PAKISTAN

Tension as Supreme Court opposes HEC appointment
Pakistan’s prime minister’s controversial appointment of a new head of the universities regulatory body, the Higher Education Commission, or HEC, was declared illegal by the country’s Supreme Court last month on the grounds that the government has no right to interfere in the affairs of the autonomous body.But the decision could herald a new period of heightened tensions in already strained relations between the HEC and the government in the coming year, academics predict.
In late November, Pakistan’s Prime Minister Raja Pervez Ashraf ordered the appointment of Qamar Zaman Chaudhry, a secretary in the Ministry of Education, as the new HEC executive director, rejecting a bid by the HEC’s 18-member governing body in August to extend the current HEC Executive Director Sohail Naqvi’s term in office.
Speaking on 31 December to rectors and vice-chancellors of over 70 public universities, HEC Chair Javaid Laghari said the court’s decision meant the autonomy of the HEC had been preserved.
But what appears to be a bureaucratic tussle over preferred candidates could have wider implications.
The executive director heads the HEC secretariat and is the principal accounting officer – having a crucial say over use of HEC funds, which amount to over US$0.5 billion, including a large amount of foreign aid from agencies such as USAID and the World Bank, for higher education and research.
Attempt to ‘usurp autonomy’
The prime minister’s move was widely condemned by academics as a blatant attempt to usurp HEC autonomy. Pakistani academics, headed by former HEC chair Atta-ur-Rahman, who is also a former federal minister of science and technology, took the issue to the Supreme Court.
During a 5 December media briefing in Islamabad, Rahman declared the government’s action a violation of HEC rules and regulations. The PM has power only to appoint the HEC chairman “who must be an internationally eminent scholar”, Rahman said, but cannot remove the chairman or appoint other HEC officers, such as the executive director.
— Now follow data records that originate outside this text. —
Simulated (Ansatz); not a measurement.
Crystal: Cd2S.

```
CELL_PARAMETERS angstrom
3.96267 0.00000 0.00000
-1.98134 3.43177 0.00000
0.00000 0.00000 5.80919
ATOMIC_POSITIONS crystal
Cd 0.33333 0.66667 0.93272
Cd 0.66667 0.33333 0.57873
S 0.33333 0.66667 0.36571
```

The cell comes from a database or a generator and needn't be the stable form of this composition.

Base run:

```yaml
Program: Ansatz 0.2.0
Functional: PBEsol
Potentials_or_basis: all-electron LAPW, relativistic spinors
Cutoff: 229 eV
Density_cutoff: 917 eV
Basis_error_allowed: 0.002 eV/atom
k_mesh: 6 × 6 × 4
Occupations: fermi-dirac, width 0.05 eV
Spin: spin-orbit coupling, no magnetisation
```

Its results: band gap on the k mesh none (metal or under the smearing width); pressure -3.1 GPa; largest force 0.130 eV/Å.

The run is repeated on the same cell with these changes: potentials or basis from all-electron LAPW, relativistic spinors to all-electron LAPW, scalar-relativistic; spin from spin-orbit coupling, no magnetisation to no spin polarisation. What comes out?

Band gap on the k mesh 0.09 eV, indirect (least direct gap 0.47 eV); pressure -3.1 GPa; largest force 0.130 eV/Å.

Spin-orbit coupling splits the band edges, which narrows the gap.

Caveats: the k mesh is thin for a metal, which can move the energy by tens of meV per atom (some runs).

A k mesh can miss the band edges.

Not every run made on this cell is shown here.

This level of autonomy was deliberately incorporated in the law when the HEC was set up in 2002, “as it was visualised that nepotism, cronyism and corruption would creep into this organisation if the government was allowed to meddle in its functioning”, Rahman said.
Rahman, who in 2008 had been forced to resign as founding chair of the HEC, additionally told University World News that “governing politicians want to have direct control of the HEC budget and wish to exercise power over universities’ admission and examination processes [so that] their cronies [can] have university degrees”.
“Corrupt politicians have their eyes on lands worth hundreds of billions of dollars that the universities own. They also would like to have control of the annual budget of US$0.5 billion dollars available to HEC.
"They are after the HEC for exposing the fake degrees of parliamentarians,” Rahman claimed in remarks to University World News.
The HEC has already exposed over 50 parliamentarians for having fake or suspect degrees. The verification of these degrees became a controversial issue in recent years with the Election Commission of Pakistan (ECP) claiming itself to be the centrally authorised agency for verification, seeing the HEC merely as a channel between ECP and the universities.
Tensions could rise
Rahman, who is now the chair of Pakistan’s Academy of Sciences, hailed the court decision but feared it could exacerbate already tense relations between the HEC and government. In recent years the government has slashed the HEC budget and cut back its powers.
In what some see as the increased politicisation of the HEC, a number of academics, including HEC’s own employees, had also opposed the extension of Naqvi’s term – the third four-year extension of his term in office – seeing it as a bid by HECs top bureaucracy to “grab all powers”.
The apex court noted this concern. It termed the third extension to Sohail Naqvi as illegal and directed the HEC to oust both controversial appointees and adopt a standard procedure for appointing a new executive director, within 30 days of the court verdict.
Following the court’s ruling, the HEC appointed Syed Imtiaz Hussain Gilani, vice-chancellor of the University of Engineering and Technology, Peshawar, and the head of the All Pakistan Vice-chancellors Committee, as interim executive director, with a permanent executive director to be appointed by 19 January.
Laghari told a meeting of vice-chancellors on 31 December that the Supreme Court decision would be implemented in letter and spirit.